Sunday, May 29, 2011

comfort in connections


When my Nana passed away earlier this month, I looked through thousands of photos to put in a memorial slideshow. I found significant comfort in one of them. On Keely's birthday in 2009, what would've been her 2nd birthday, we all wrote messages on a card to her, attached them to balloons and let them sail away to Heaven. Before we released them, though, I photographed them...


"Dear Keely,
I look forward to meeting you in your heavenly home. I know both my sisters are there- Marney & Rusie- to keep you company till I get to join you.
Love, Your Great Nana"

seconds in Heaven...

I haven't been sure where to record this. It's something not well understood and quite often met with skepticism, even from me. There are some things we just aren't meant to know (so says Deut. 29:29) and I consider understanding a direct connection in this physical world to the other side one of those things. I *want* to believe seeing Keely in my dreams is a little visit with her, a glimpse of her. Sometimes it might be, then other times maybe just a dream. All the same, I want to remember them. In the end, I want to remember this so I'm here, recording it.

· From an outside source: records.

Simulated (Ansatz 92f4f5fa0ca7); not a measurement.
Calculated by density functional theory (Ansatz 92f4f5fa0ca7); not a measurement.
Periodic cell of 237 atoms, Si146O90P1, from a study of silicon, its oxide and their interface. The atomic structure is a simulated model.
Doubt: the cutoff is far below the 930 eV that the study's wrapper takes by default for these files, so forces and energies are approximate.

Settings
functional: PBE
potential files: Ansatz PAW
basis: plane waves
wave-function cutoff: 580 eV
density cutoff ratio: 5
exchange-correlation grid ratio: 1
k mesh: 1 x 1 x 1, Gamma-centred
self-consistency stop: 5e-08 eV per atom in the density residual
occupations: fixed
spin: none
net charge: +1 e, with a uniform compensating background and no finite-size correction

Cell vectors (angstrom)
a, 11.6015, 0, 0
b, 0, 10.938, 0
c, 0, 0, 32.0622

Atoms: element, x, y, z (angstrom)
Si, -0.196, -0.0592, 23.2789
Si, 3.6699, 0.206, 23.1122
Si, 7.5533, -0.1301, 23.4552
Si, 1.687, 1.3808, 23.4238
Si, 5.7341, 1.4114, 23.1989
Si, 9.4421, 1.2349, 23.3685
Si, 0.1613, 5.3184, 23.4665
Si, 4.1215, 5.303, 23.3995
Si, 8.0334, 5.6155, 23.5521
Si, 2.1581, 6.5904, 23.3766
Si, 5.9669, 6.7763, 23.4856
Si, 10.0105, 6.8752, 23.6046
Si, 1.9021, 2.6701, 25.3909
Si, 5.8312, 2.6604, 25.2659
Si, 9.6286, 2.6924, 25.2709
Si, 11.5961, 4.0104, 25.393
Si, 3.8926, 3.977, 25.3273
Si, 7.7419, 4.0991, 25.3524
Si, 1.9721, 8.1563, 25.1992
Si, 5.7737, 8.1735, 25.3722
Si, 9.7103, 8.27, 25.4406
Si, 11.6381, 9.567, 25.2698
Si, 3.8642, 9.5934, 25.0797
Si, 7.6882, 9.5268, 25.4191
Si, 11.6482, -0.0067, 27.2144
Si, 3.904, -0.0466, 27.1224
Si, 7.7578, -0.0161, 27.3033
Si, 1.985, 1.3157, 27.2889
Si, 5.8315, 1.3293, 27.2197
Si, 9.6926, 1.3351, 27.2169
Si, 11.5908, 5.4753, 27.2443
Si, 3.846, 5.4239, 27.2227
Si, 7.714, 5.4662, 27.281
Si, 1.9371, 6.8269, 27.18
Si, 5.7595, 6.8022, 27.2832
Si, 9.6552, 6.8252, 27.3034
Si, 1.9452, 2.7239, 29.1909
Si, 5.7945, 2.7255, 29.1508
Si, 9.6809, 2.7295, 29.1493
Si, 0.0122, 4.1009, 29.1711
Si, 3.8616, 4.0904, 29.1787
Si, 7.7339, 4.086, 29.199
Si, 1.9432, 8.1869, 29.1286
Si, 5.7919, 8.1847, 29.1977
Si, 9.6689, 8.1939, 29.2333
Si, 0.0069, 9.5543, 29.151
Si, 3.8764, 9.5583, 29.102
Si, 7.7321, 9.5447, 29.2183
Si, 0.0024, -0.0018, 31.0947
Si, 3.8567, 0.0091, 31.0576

My Nana came to my mother in a dream {if you'll recall, my Nana passed away last month}. She excitedly told her of Heaven, how she wished she'd come sooner; knowing real joy. She also told her to tell me not to say LIVING children anymore {I'll sometimes refer to my living children as that in order to include all of them besides Keely for whatever reason}. She said "Keely's LIVING, really LIVING". It brought on a rush of emotions, not the least of which was chills and gratitude. What a gift to have, even for a moment, a glimpse. Someday we'll understand...


"The secret things belong to the LORD our God, but the things revealed belong to us and to our children forever, that we may follow all the words of this law."

Friday, May 13, 2011

missing more...

Tomorrow it will have been a week since watching my Nana's earthly life end, a week since she met my girl face to face. I feel so lucky to have that link to the other side. Lucky my girl met my Nana on the shore. Lucky my Nana will rock her until I can. So lucky and in a worldly sense, missing so very much. Life can be so short and so long all at once.

Saturday, May 7, 2011

greet your Great Nana at the gates, little girl

Keely greeted my Nana this afternoon on the shore of Heaven. I find myself thinking of my Great Grandmother, Eula. A mother of 5: a stillborn boy, my beloved Marney who died in 1991 at the age of 75, Riley who died in 1927 at the age of 7, Ruth who died in 1986 at the age of 62 and my Nana Helen who passed through the gates today at age 83. For the first time, Eula has all her children together. What a joyful reunion it must be.


"when the saints get to Heaven, what a day of rejoicing that will be."